Surprise discovery of practice trenches at Ampthill recalls a Bedfordshire training camp
Archaeologists searching for the lost Tudor palace at Ampthill Great Park, in Bedfordshire some 45 miles north of London, have instead uncovered the practice trenches where local men were prepared for the Western Front.
The team from DigVentures expected geophysical scans near the castle ruins to reveal stables or a banqueting hall. What they found in trench one was First World War training works: timber-revetted sides, evidenced by rows of nails from the planking, and sandbags.
More unusual were five parallel wires, cut and repaired in shallow trenches of their own – most likely a feature for training signallers to mend communications lines under battle conditions, and to conceal cable against enemy ‘wire warfare’.

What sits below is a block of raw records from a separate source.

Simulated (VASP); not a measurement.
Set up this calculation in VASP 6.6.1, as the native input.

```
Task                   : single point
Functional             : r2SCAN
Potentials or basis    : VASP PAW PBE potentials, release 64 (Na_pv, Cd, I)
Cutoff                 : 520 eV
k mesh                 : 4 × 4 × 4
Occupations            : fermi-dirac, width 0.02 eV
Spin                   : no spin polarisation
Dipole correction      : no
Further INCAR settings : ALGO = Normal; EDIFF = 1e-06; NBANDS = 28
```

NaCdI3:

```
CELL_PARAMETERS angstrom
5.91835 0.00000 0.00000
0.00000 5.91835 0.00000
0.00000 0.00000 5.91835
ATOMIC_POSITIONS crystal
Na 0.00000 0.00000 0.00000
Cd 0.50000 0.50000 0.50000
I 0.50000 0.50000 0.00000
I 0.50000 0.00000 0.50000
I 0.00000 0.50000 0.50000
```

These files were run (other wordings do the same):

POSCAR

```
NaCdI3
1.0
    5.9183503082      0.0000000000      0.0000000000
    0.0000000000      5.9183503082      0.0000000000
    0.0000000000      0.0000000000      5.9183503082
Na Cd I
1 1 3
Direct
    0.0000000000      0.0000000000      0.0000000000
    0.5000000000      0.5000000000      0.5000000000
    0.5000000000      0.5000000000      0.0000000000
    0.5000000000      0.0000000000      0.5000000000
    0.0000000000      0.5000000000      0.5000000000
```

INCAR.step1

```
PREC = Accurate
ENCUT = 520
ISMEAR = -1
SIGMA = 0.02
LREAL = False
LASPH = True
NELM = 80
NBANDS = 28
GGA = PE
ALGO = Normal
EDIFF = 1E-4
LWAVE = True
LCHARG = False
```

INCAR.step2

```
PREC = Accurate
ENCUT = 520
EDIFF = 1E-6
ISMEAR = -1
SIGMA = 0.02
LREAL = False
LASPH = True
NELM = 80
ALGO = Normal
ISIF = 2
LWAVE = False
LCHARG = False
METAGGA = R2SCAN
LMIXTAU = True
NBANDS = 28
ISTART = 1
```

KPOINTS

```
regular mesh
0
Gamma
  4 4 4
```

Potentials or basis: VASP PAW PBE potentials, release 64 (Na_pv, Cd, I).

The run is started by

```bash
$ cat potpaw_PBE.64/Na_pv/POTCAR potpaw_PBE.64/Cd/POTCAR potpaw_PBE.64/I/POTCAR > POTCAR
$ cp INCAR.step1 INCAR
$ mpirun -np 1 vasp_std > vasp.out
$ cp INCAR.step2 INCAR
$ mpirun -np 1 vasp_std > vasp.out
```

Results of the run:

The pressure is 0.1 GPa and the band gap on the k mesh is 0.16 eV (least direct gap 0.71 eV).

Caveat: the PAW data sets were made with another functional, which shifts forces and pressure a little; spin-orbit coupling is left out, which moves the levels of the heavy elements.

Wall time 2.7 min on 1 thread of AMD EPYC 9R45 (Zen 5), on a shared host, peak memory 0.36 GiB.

The trenches are the physical trace of the Bedfordshire Training Depot, established at Ampthill in 1914 by Herbrand Russell, 11th Duke of Bedford, in response to Lord Kitchener’s call for volunteers. The depot trained 2,235 infantrymen who joined under the voluntary system, before becoming No. 9 Command Depot, which treated wounded and convalescent soldiers between 1916 and 1919. The cost was heavy: four officers and 155 men of those trained had been killed by October 1916 alone.
A memorial cross still stands in the park, raised by the Duke to 707 men of the Bedfordshire Regiment who trained at Ampthill Camp and fell in the Great War.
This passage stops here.